Backgrounder: Behind the Recent Events at NIT Srinagar

Triggered by a cricket match, the controversy at NIT Srinagar has escalated after alleged police brutality against students.

CRPF forces outside NIT Srinagar. Credit: PTI

Triggered by a cricket match, the controversy at NIT Srinagar has escalated after allegations of police brutality against students.

CRPF forces outside NIT Srinagar. Credit: PTI

CRPF forces outside NIT Srinagar. Credit: PTI

The National Institute of Technology, Srinagar has been the latest in a line of educational institutions in the news for campus unrest recently. Like in other cases, that of Hyderabad Central University for instance, alleged police brutality on students has brought the issue to the forefront.

NIT Srinagar gets a large number of students from across the country; a big majority of them are not from the Kashmir valley but from Jammu and other parts of the country. The faculty, on the other hand, is mostly local, though there are also teachers from elsewhere in India.

Background

The recent controversy began on campus on March 31, when India lost the semi-finals to West Indies in the T20 cricket world cup. According to reports, some Kashmiri students celebrated India’s loss and burst firecrackers, upsetting students from other parts of the country. A clash then broke out between two groups of students, in which some were injured. There were also allegations of two Kashmiri day-scholar students and a delivery boy being beaten up by the non-local students for not chanting ‘Bharat mata ki jai’, though these allegations have been repeatedly denied by the non-locals.

Some Kashmiri students have also alleged that the problem started earlier, when Pakistan failed to make it to the final stages of the competition. According to them, other students taunted the Kashmiris on Pakistan’s loss.

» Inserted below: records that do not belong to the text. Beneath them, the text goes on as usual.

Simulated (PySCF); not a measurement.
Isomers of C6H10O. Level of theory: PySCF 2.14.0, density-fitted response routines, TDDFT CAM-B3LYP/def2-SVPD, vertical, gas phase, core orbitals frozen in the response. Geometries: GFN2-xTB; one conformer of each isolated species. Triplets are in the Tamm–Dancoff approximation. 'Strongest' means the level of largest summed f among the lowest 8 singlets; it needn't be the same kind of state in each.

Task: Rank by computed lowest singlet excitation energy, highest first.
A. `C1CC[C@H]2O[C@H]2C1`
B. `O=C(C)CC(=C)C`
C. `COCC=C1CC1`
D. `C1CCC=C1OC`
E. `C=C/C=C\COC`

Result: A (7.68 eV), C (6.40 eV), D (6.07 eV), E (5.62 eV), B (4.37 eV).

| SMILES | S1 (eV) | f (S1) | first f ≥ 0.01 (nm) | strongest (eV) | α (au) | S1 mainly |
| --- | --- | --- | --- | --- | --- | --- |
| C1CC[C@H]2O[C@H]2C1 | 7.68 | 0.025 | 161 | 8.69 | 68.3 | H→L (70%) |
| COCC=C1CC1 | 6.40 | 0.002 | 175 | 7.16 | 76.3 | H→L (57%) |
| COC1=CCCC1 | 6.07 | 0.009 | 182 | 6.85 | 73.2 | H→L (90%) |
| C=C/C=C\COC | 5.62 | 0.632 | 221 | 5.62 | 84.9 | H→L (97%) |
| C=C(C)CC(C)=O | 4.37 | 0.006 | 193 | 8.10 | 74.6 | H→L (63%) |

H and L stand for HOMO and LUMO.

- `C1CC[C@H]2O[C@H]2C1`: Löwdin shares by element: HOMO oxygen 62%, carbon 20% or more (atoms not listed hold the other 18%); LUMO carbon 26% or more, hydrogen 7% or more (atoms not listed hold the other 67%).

On April 1, tensions were still high on campus. Hundreds of non-local students gathered in a protest, chanting slogans of ‘Bharat mata ki jai’, ‘Hindustan zindabad’ and ‘Pakistan murdabad’, waving the national flag and trying to hoist it at the university’s administrative block; Kashmiri students responded with ‘hum kya chahte azadi’ (we want freedom). The administration suspended classes for a few days, until the situation “calmed down”.

Police brutality

Classes were meant to officially resume on April 4, but non-local students boycotted them. There was heavy police and CRPF presence on campus. On April 5 evening, a group of engineering students took out a protest march. According to the police, the students tried to leave the campus premises, which they saw as dangerous. They have also referred to a video of students pelting stones at a car. However, students have said it was the police who started the violence, seizing the flag they were carrying and beating up students. A video of a group of policemen attacking a single student with lathis has also been released, and students have alleged that police barged into their hostel rooms and hit them.

Students allege ‘threats’; make demands to MHRD

Non-local students have reported that they do not feel safe on their campus, especially after the police brutality. They have also alleged threats from their Kashmiri counterparts as well as faculty members, including female students saying that they have been threatened by some of the Kashmiri students with rape. Other non-local students have said they are afraid to speak out openly, fearing persecution from the administration and faculty.

One group of female students has also released a video asking that this not be made into a communal or political issue, and that their struggle is not against the locals. They are fighting against the college administration and police action on campus, the girls in the video say.

A group of officials from the ministry of human resource development visited the NIT campus, and protesting students put forth their demands. They want to be moved to other NITs in the country, the Srinagar NIT moved (preferably to Jammu), and action on both the alleged police brutality and administration and faculty members who are said to have threatened students. Reports even have non-local students saying that “This is not India.”

The institute’s gates have been closed to anyone without NIT ID cards, to the extent that relatives and parents of students have also not been allowed in. The media has also not been allowed to report from the campus premises.

Latest developments

On April 7, the NIT administration issued a circular saying that students could leave the campus and return home if they wanted to. Since it is now exam period, those choosing to leave will be allowed to give their exams later, it said.

Meanwhile, protesting students continued their strike and hoisted the national flag on campus with help from the CRPF.

Student organisations from across the country, including AISA and ABVP, have condemned the alleged police brutality on the NIT campus. Speaking to The Wire, JNU students’ union general secretary Rama Naga said that universities across the country have been turned into “cantonments”. “This is what we need to come together on,” he said. “Students are not being allowed to speak their minds, like it happened in JNU and HCU. This entire issue started because of a cricket match, and it has been blown out of proportion because of the way it has been handled, including all the CRPF and police presence. A campus should be allowed to remain a campus.”